However, the biggest problem wasn’t the engineering or design. Rather, it was one tiny yet crucial mechanical component called IMS for “intermediate shaft bearing.” It is a small shaft that connects the crankshaft to the camshaft. Porsche never provided the proper lubrication, causing the bearings to break, which led to fatal engine failure. The absolute worst thing is that IMS could fail without any warning since it wasn’t connected to normal wear and tear or total mileage. If the IMS fails, drivers have to do a full engine rebuild, which is expensive and frustrating.
Back in the early ’80s when fuel efficiency and cost savings were imperatives in the car game, most manufacturers were experimenting with various different engine and drivetrain options. Oldsmobile went the diesel route by introducing the notoriously poor-performing 4.3-liter V8 and then the improved 5.7-liter V8. However, Cadillac decided to install a fancy electronic cylinder deactivation system in its gasoline V8s.

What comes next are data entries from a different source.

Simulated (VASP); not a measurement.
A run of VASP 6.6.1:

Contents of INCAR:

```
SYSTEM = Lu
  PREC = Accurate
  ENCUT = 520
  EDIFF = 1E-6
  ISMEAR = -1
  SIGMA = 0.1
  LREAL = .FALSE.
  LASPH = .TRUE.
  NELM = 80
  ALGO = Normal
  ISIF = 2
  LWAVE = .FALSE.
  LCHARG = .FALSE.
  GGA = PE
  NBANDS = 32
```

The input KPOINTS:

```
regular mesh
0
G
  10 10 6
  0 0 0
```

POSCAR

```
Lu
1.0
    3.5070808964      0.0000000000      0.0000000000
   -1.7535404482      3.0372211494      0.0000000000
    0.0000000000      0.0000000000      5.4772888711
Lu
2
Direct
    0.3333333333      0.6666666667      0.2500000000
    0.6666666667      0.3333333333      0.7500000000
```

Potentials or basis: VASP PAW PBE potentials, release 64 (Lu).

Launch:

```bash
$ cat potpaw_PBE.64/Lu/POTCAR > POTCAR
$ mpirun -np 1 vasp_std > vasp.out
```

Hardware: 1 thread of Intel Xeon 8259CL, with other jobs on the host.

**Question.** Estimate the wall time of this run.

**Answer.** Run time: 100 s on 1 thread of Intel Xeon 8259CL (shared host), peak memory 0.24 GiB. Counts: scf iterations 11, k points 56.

When cruising around town, the car would only use four cylinders and the rest would deactivate, stopping fuel delivery and shutting down the spark plugs. When the driver needed more power, two more cylinders would activate, making the engine a V6. But when the driver pushed the throttle to the end, all eight would fire up to deliver full power. Unfortunately, as soon as the first examples arrived, problems started because the electronic system was unreliable. The engine tended to get stuck in one mode, usually four-cylinder. After a few years on the market, Cadillac discontinued this option, but it took even longer for the company to recover from its lost reputation.
In the late ’70s, American manufacturers were all about fuel efficiency and downsizing. The era of big cruisers and powerful gasoline engines of the ’60s was gone. Everybody was trying to introduce new, innovative technologies. Oldsmobile was at the forefront of this new trend with the introduction of the diesel engine in passenger cars. The company introduced the 4.3-liter V8 diesel engine as an option for the Cutlass line. Soon afterward, this model was subject to enormous amounts of recalls and engine swaps.
Unfortunately, the 4.3-liter had the tendency to explode and shatter during normal driving. Passengers weren’t hurt, but the car was unusable. Oldsmobile later introduced the 5.7-liter diesel that was somewhat more durable. But most people consider the 4.3-liter the worst diesel engine in history.
If you don’t know what the Sterling 825 is, nobody can blame you. Once marketed as the next big thing in the luxury car segment, Sterling is now a forgotten brand in automotive history. However, Sterling was a British company that began in the late ’80s with Honda capital and Rover styling.
The finished product was attractive with a stylish interior and decent power coming from the Honda V6 engine. But after the introduction in 1987 and the promising sales numbers in the first few months, problems showed up. The Sterlings were poorly constructed, the electronics were troublesome, and some cars even developed rust issues. Honda tried to improve the production process, but by the early ’90s, Sterling was gone.
When the Range Rover debuted in 1970, it took the Land Rover Defender concept and improved it far beyond market expectations. Most car historians agree the Range Rover launched the modern SUV class with a unique blend of off-road capabilities, elegant design, and luxury appointments. Thanks to the Range Rover, many other car manufacturers started selling comfortable off-road vehicles. Soon, the SUV craze swept through the industry.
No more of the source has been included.